Market Cap. (Rs.) 357.58 Cr. P/BV 6.86 Book Value (Rs.) 27.41
52 Week High/Low (Rs.) 273/86 FV/ML 10/1 P/E(X) 56.83
Bookclosure 28/09/2024 EPS (Rs.) 3.31 Div Yield (%) 0.00
Year End :2025-03 

We have audited the accompanying Standalone Financial Statements of M/s Balgopal
Commercial Limited
(“the Company”), which comprise the Balance Sheet as at 31st
March, 2025
, and the Statement of Profit and Loss (Including Other Comprehensive
Income) and Cash Flow Statement and the statement of Changes in Equity for the year
ended, and a summary of material accounting policies and other explanatory information.
(Hereinafter referred to as “Ind AS Standalone Financial Statement”).

In our opinion and to the best of our information and according to the explanations given
to us, the aforesaid Standalone Financial Statements give the information required by
the Companies Act, 2013 (“the Act”) in the manner so required and give a true and fair
view in conformity with the Indian Accounting Standards prescribed under section 133 of
the Act read with the Companies (Indian Accounting Standards) Rules, 2015, as amended,
(“Ind AS”) and other accounting principles generally accepted in India, of the state of
affairs of the Company as at March 31, 2025, the profit and total comprehensive income,
changes in equity and its cash flows for the year ended on that date.

Basis for Opinion

We conducted our audit in accordance with the Standards on Auditing (SAs) specified
under section 143(10) of the Companies Act, 2013. Our responsibilities under those
Standards are further described in the Auditor’s Responsibilities for the Audit of the
Standalone Financial Statements section of our report. We are independent of the
Company in accordance with the Code of Ethics issued by the Institute of Chartered
Accountants of India together with the ethical requirements that are relevant to our audit
of the Financial Statements under the provisions of the Companies Act, 2013 and the Rules
thereunder, and we have fulfilled our other ethical responsibilities in accordance with these

requirements and the Code of Ethics. We believe that the audit evidence we have obtained
is sufficient and appropriate to provide a basis for our opinion.

Key Audit Matters

Key audit matters are those matters that, in our professional judgment, were of most
significance in our audit of the Standalone Financial Statements of the current year. These
matters were addressed in the context of our audit of the Standalone Financial Statements
as a whole, and in forming our opinion thereon, and we do not provide a separate opinion
on these matters.

There are no Key Audit Matters Reportable as per SA 701 issued by ICAI.

Information Other than the Standalone Financial Statements and Auditor’s Report
Thereon

The Company’s Board of Directors is responsible for the preparation of the other
information. The other information comprises the information included in the Management
Discussion and Analysis, Board’s Report including Annexures to Board’s Report, but does
not include the Standalone Financial Statements and our auditor’s report thereon. These
reports are expected to be made available to us after the date of our auditor’s report.

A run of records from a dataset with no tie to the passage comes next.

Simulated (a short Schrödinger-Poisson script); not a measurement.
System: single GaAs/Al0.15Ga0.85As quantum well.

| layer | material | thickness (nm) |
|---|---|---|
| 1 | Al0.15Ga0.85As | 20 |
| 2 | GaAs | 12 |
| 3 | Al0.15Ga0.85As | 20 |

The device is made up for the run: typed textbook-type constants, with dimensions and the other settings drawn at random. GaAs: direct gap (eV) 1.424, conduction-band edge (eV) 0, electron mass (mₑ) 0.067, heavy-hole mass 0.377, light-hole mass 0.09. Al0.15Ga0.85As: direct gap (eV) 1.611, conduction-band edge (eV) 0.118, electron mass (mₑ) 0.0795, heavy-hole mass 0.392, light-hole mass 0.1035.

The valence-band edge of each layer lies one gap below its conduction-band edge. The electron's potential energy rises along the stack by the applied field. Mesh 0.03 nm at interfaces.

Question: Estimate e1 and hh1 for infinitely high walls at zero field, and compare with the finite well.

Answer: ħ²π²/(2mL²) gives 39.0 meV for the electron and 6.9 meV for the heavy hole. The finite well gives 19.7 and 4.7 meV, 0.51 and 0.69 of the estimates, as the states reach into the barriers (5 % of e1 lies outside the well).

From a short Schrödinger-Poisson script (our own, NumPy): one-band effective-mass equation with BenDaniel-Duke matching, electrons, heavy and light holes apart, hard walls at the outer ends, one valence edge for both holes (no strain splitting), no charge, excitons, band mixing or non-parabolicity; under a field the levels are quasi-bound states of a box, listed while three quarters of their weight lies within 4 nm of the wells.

Our opinion on the Standalone Financial Statements does not cover the other information
and we do not express any form of assurance conclusion thereon.

In connection with our audit of the Standalone Financial Statements, our responsibility is
to read the other information identified above when it becomes available and, in doing so,
consider whether the other information is materially inconsistent with the Standalone
Financial Statements or our knowledge obtained in the audit, or otherwise appears to be
materially misstated.

When we read the other information included in the above reports, if we conclude that
there is material misstatement therein, we are required to communicate the matter to those
charged with governance and determine the actions under the applicable laws and
regulations.

Management's Responsibility for the Standalone Financial Statements

The Company’s Board of Directors is responsible for the matters stated in section 134(5)
of the Act with respect to the preparation of these Standalone Financial Statements that
give a true and fair view of the financial position, financial performance, total
comprehensive income, changes in equity and cash flows of the Company in accordance
with the Ind AS and other accounting principles generally accepted in India. This
responsibility also includes maintenance of adequate accounting records in accordance
with the provisions of the Act for safeguarding the assets of the Company and for
preventing and detecting frauds and other irregularities; selection and application of
appropriate accounting policies; making judgments and estimates that are reasonable
and prudent; and design, implementation and maintenance of adequate internal financial
controls, that were operating effectively for ensuring the accuracy and completeness of
the accounting records, relevant to the preparation and presentation of the Standalone
Financial Statements that give a true and fair view and are free from material
misstatement, whether due to fraud or error.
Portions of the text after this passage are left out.